VWPA Advice #003: What About Pet Chickens’ Eggs?
What about pet chickens – why not eat their eggs?
How do I respond when carnists ask this question?
Mine is a surprisingly complicated answer for a seemingly simple question. It gets into varying schools of thought between vegans, the ethics of having pets, and different views on health.
I will start off by saying that some vegans DO eat their pet chickens’ eggs, so not all vegans don’t. Some vegans rescue hens and do their best to give the hens good autonomous lives, and occasionally pick up eggs that were lain and discarded to consume.
And this is where things get so complicated. We could delve into whether any amount of animal product is “healthy” . We could talk about the ethics of pet ownership, as Callie and I did in episode 11. And we could approach the very philosophical idea that the eggs are not meant for us, and therefore should not be eaten by us.
Let’s take them one by one:
- Health: all the research I’ve read said that a SMALL amount of animal products in an otherwise vegan diet are not harmful, though not necessarily of any benefit either. So the strictly health argument fails here as a reason to not eat them sparingly.
- Pet Ownership: buying and owning chickens for the purpose of eating their eggs is clearly unethical in my book. As we discuss in the pets episode, anytime you purchase life with the intention of owning it, you are participating in speciesism. However, adopting hens that have been rescued from dire situations that need a good home? This is a good thing. It’s the best thing we can do in a difficult situation. So, eating those eggs? Not as clear cut for me.
- Not Ours to Take: there is the argument that eggs, like honey, are simply not ours to take. Let the egg be eaten by the chicken (yes, they do this sometimes) or by a wild animal, or let it break and decompose and go back into the earth. But don’t take it for your own consumption.
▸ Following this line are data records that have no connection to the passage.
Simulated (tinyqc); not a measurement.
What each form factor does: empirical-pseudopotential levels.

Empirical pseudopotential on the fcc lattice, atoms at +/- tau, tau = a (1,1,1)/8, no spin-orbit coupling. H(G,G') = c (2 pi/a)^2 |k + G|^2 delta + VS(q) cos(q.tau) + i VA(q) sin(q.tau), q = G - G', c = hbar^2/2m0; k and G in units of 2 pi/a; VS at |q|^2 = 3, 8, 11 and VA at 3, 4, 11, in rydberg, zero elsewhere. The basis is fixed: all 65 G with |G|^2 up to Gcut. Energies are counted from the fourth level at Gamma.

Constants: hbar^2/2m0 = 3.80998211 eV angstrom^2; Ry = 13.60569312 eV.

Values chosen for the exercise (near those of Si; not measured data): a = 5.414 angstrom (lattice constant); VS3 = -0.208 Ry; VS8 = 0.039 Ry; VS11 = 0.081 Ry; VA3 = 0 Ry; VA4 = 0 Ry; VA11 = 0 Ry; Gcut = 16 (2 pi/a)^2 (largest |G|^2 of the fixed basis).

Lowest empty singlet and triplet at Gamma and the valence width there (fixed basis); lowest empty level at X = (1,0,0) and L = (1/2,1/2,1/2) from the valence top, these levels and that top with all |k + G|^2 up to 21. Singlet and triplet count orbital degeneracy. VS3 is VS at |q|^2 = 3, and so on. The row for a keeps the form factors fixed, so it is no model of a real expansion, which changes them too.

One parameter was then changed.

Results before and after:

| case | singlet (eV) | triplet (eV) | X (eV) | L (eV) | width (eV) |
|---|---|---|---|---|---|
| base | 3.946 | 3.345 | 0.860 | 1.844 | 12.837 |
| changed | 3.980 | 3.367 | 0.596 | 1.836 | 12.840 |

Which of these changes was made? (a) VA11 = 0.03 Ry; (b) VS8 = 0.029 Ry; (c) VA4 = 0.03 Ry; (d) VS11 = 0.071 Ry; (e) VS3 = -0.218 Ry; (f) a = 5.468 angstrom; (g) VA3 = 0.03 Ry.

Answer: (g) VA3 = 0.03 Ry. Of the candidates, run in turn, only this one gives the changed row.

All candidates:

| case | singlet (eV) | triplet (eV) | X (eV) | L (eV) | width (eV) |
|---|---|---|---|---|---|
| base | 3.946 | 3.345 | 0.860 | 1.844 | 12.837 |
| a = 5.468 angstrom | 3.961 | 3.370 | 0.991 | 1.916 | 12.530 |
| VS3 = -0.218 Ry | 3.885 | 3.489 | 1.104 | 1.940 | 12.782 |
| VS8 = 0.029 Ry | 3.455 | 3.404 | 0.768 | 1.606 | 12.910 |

I struggle with this topic mightily. On one hand, it doesn’t bother me that someone who has rescued hens might be walking along and come across an egg or two that have been lain and abandoned, eggs that are not fertilized and thus do not contain life. On the other hand, I can see the merits in the “not ours to take” argument.
I think there’s something a little…incestual?…about rescuing and caring for animals whose bodily secretions you consume. We don’t ask our dogs or cats to produce anything for us; if our chickens are truly pets and not property, it seems like we would give them the same freedom from production. If veganism is avoiding the exploitation of animals as much as is possible, it does feel exploitative to me to invite chickens into safety while plotting to eat from them. I guess it feels like they are still food to you, even if you aren’t eating their bodies.
I think there is a fourth argument here, echoed in the unease of the above paragraph, which is the “slippery slope” argument (as much as I hate that phrase). I know vegans who can eat the occasional egg from their rescued hens and continue to lead a passionately vegan life, but I feel for most people keeping any animal products in their diet will prevent a full transition into veganism, and fully embrace of those ideals.
The most powerful moment in my entire vegan journey was the moment I realized that animal products were no longer food to me. I don’t think that would’ve happened had I kept eating eggs along the way, even those procured in the best of circumstances. Once I had shut that door tight, it still took a very long time for me to work through my carnism, my speciesism, and it’s a journey I will probably be on for the rest of my life. I don’t think I would have come as far in my journey if I was still consuming eggs, even occasionally.
I read a great article on Free From Harm that touches on this topic: What’s the Point of Keeping a Hen Who Cannot Lay Eggs? This poses a great litmus test: are you adopting the pet chickens FOR their eggs? Would you adopt one who couldn’t lay any?
I know I didn’t really answer this question, or give you a good snappy response for when it’s posed by a carnist, but this is something I’m still working my way through and I think it’s ok to admit sometimes that we don’t have all the answers. This is one I’d love to hear from others on, I know people feel passionately on both sides of this issue.
I have to agree that unfortunately there probably isn’t a really clear cut or direct answer for this… I don’t think I would take someone’s “vegan-card” if they ate the occasional egg from their rescue chicken, but I don’t necessarily condone it either. I think believing that eating eggs is ok still smacks of a sense of ownership over animals. That they are lesser beings than us and we can take from them as long as we treat them “well” or have good intentions.
I know I know… but what harm is REALLY being done by eating the eggs? Well quite honestly I don’t know that there is direct harm being done to the chicken. And as much as I usually HATE slippery slope arguments (and I can’t even believe I’m using one right now) but I really do think that as long as we continue to view animals and their excretions as products we can consume, then we will always leave the door open for exploiting them.
I think it’s possible that some people might adopt rescue chickens, so they can eat their eggs without feeling guilty. Then you end up with rescue chickens that have found homes, but maybe some of them end up still being treated more like property than a living being. I’m sure that there are people out there now who love and take care of rescue chickens because they genuinely care about the animals and are able to eat the eggs without abusing the situation, but I think this could be the exception and not necessarily the rule.